When Jesus ascended into heaven after His resurrection, He told His disciples, “You shall be witnesses to Me in Jerusalem, and in all Judea and Samaria, and to the ends of the earth” (Acts 1:8). The Greek word He used for witnesses is martys, from which we get our English word martyr, a person killed for their beliefs. Indeed, a martyr is a profoundly powerful example of what it means to be a witness—sealing one’s faith and devotion to Jesus by laying down one’s life.
Not all of Jesus’ disciples were called to be His witnesses through violent death, but in the Early Church Era, under severe persecution, many of His followers did indeed suffer for His name’s sake as a mighty witness to the power and truth of the Gospel of Jesus Christ.
Along with the threat of heresies such as Gnosticism, persecution was one of the greatest external threats faced by the Early Church. Although the Jews and others were in some ways hostile toward Christians, the most extensive persecutions came at the hands of the Roman Empire; in fact, in his Book of Martyrs, Foxe denotes ten distinct periods of Roman persecution of the Church that took place sporadically over the first few centuries of its existence. There were several reasons why the Empire targeted the Christian Church.
As we have seen previously, Christian belief and practice was very distinct from that of the Roman culture around them. Christians believed many things considered odd to the pagan mind. For one thing, they rejected the multiple deities of the Romans to serve one God alone, one not represented by any image or idol. Oddly enough, for this reason they were often labeled “atheists.” They also rejected unethical activities like gladiator battles and theater performances, and they refrained from engaging in any work associated with Roman deities.
The Christians themselves had practices that were considered strange to the Romans. As oppression increased, Christians were forced to become cautious and secretive, which gave the Roman mind freedom to speculate about their gatherings. For example, rumors abounded that the Lord’s Supper was actually a cannibalistic affair in which Christians ate the flesh and drank the blood of their master. The use of the holy kiss led the Romans to believe that the Christians were engaged in raucous orgies when they met together. And the fact that Christians referred to each other as “brother” and “sister” gave rise to rumors of incest among them. While these rumors were wildly misconstrued and false, it was because the Christians were so different from the rest of society that many people believed such absurdities.
As the Roman Empire grew, it was more difficult to maintain control of the various people groups they conquered. It became clear that steps must to be taken toward the unification of the Empire if it was going to survive. Somehow, allegiance to Rome must be secured among such a diverse array of peoples and cultures. Because religion can exert powerful sociopolitical influence, Rome ultimately decided that worship of the Emperor as a deity would serve as the greatest unifying force.

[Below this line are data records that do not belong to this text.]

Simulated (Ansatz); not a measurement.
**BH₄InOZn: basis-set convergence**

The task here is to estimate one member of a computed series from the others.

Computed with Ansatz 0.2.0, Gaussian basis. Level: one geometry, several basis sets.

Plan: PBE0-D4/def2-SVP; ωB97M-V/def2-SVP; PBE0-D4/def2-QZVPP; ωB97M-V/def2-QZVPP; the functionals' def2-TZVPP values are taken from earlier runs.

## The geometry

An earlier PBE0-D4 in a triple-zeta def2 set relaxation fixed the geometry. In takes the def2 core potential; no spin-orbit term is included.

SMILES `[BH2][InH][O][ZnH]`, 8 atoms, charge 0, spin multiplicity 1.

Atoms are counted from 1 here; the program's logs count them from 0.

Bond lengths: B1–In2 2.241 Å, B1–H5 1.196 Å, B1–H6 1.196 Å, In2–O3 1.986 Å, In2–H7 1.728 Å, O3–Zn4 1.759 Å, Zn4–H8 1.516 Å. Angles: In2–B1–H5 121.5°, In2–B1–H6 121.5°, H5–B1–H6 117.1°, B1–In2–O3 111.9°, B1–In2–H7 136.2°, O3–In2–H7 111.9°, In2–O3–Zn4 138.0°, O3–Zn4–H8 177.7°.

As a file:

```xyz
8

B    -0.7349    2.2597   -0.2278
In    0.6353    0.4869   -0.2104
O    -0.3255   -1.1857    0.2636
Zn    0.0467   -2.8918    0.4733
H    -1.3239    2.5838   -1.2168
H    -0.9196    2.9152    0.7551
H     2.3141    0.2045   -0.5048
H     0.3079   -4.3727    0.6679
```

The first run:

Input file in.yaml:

The Romans thus took a very pragmatic, political stance toward the religions of the peoples they conquered; they were very tolerant of all belief systems as long as Emperor worship was included in them. The Jews were the only exception to this rule, as they stubbornly insisted on worshiping the one true God, Yahweh. However, because the Jews kept to themselves, Rome didn’t consider them much of a threat or concern. So as long as Christians appeared to be part of Jewish culture and religion, they were in Rome’s eyes just as harmless.
However, it soon became apparent that the Christians were very persistent in evangelizing or “proselytizing.” They weren’t just going to keep to themselves like the Jews; their hope was to bring the whole Empire to Christ! Politically speaking, the Romans viewed the Christians as a serious threat to their plan to unify the Empire through Emperor worship, because they refused to bow to Caesar when Jesus alone was Lord of their lives. Thus, the Church was seen as treacherous and disloyal to Rome. C.P.S. Clarke says that Rome viewed the Church, “...Much as a gigantic Sinn Fein or Trade Union organization might be, as an independent and possibly hostile state within the State.”¹
In fact, the Christians’ refusal to participate in Emperor worship was the greatest reason for their persecution over such a long period of time; the political unity of the Empire simply would not allow for such defiance.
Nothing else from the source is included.